Buchanan, Grand Bassa – In order to grasp and sway the attention of the major stakeholders toward environmental issues in the country, Liberia’s Environmental Protection Agency (EPA) is seeking the partnership of the media.
As part of its achievement, the EPA National Climate Change Secretariat (NCCS) in collaboration with the Ministry of Transport organized a three-day stakeholders training on the Benefits and Sustainability of the Early Warning System (EWS), where they invited the media as an integral partner.
The training, which began on Thursday, August 16, with the theme, “Taking Climate Information to the End-users,” is being held at the Unification Pavilion, in the seaport city of Buchanan, Lower Grand Bassa County.
At the formal opening of the three-day event, which is being sponsored by the United Nations Development Programs (UNDP), Mr. Randall M. Dobayou, Deputy Executive Director for the Early Warning System (EWS) said it is one of the priority climate change adaptation projects in the nation.
“This EWS is enabling Liberia to provide weather and climate change information; so you as stakeholders need to be aware of it and how it works,” he asserted.
Dobayou further told the journalists and other participants in the hall that everyone had gathered in Buchanan because they at EPA want their audience to know the impact the EWS has on the society and how the media can be of help in disseminating the information.

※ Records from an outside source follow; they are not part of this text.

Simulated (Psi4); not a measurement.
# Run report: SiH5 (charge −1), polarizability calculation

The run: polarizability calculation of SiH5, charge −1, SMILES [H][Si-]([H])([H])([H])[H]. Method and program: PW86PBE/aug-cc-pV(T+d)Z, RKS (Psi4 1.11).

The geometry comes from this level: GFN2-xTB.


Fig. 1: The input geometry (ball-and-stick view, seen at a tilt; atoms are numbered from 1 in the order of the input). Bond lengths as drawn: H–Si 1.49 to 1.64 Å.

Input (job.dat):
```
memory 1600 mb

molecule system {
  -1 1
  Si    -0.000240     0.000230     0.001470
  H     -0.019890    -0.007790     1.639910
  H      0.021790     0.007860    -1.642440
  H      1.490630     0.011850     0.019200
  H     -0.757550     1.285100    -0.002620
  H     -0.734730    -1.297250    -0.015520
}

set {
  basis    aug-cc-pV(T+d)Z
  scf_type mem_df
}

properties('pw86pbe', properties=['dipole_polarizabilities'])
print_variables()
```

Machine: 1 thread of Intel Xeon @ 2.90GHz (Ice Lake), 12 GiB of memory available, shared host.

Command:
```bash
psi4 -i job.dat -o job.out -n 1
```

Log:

He noted that the media is a key player in spreading the information and as such the media should take advantage of reporting environmental stories.
Responding, FrontpageAfrica’s Alaskai Moore Johnson and other journalists, including Onesmus Garway, Radio Gbehzohn, Inprofile Daily’s Abraham Morris, suggested that the EPA should organize a special training for media practitioners, who have got interest in reporting on environmental issues, including climate change and its effects. They also urge EPA to set aside within their budget, a portion solely apportioned to media reportage on their subject of interest.
The EPA is working hard to push the awareness of the EWS that they now have in place to predict the weather and they want Liberians getting to know about it.
The workshop they organized, brought together more than 60 participants from four counties, including Montserrado, Rivercess, Grand Bassa and Margibi.
In addition to wanting the media partnership, the EPA’s workshop is also intended to increase awareness in the government and private sectors, as well as local communities of the major risks and negative effects associated with climate change.
Also speaking, the NCSS National Coordinator, Mr. Jeremiah G. Sonkan, stressed the need to improve the country’s hydro-meteorological services and its associated networks aimed at observing and predicting risky weather related to hazards and climate trends.
According to him, the EWS can be applied in many fields to describe the provision of an emerging dangerous hazard that enables advance action to reduce risk associated with climate change.
“The EWS is a setup aimed at avoiding or reducing the negative hazardous impacts of climate change such as floods, landslides and forest fires. An effective EWS benefits the local population,” he added.